Expected characteristics:

Chance Nodes: Representing the stochastic dice roll outcomes (216 ordered rolls / 56 unique multisets) of both sides.
Decision Nodes: Selecting the optimal full-turn path (1-3 micro-moves) for the active player.
Bounded Depth: Dynamically adjusted search depth based on remaining time controls.

Milestone fit:

primarily v0.6 - Expectimax Search Engine

Stage 2: Search Optimizations (Star1 & Star2 Pruning)

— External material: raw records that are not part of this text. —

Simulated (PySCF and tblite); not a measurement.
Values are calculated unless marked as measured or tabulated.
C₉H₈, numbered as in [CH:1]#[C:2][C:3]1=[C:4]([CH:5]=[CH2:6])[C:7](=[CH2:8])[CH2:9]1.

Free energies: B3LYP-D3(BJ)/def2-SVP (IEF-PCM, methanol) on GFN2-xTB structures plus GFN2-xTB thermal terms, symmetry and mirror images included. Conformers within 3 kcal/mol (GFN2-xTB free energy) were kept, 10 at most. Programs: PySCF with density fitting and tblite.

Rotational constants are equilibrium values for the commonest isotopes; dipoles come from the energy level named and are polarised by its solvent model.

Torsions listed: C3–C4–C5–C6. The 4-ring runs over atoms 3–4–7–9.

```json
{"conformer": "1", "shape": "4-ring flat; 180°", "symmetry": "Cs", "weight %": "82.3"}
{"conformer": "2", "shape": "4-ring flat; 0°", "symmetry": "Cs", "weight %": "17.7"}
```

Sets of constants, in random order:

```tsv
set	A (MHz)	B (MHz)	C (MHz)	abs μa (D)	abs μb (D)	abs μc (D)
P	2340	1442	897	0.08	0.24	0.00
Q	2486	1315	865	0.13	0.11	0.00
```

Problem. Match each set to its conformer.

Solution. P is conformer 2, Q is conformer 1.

Traversing a deep expectimax tree scales exponentially. We must implement advanced alpha-beta pruning extensions for games with chance nodes:

Star1/Star2 Pruning: Prunes chance nodes by calculating bounds on the mathematical expectation and skipping subtrees that cannot affect the optimal choice.
Zobrist Hashing & Transposition Tables (TT): Caches previously computed node values, bounds, and search depths. Zobrist keys must include the board position, active color, and remaining dice pool.

Milestone fit:

primarily v0.6 - Expectimax Search Engine and v0.5 (Zobrist/TT groundwork)

Stage 3: Parallel Search with Ox Concurrency

To utilize multi-core server processors (such as the 4-core ARM nodes on Oracle Cloud), we will parallelize the evaluation of chance-node subtrees:

Use Java Virtual Threads (via the Ox structured concurrency library) to spawn lightweight concurrent branch evaluations.
Ensure thread-safe read operations on transposition tables.
Implement structured cancellation to stop running threads immediately when a beta-cutoff is triggered or when search time expires.

Milestone fit:

primarily v0.6 - Expectimax Search Engine

Stage 4: Monte-Carlo Pre-Roll Equity

Parallel to the exact tree search, a Rao-Blackwellized Monte-Carlo estimator gives an on-demand pre-roll win-probability estimate for positions too sparse in the games database to read empirically. It integrates the exact per-ply king-capture probability (KingCaptureProbability) along a random rollout weighted by survival, which cuts variance sharply versus vanilla 0/1 rollouts. It reuses TurnGenerator + the RandomSearch policy and exposes a configurable budget (rollouts / target CI width / ply horizon).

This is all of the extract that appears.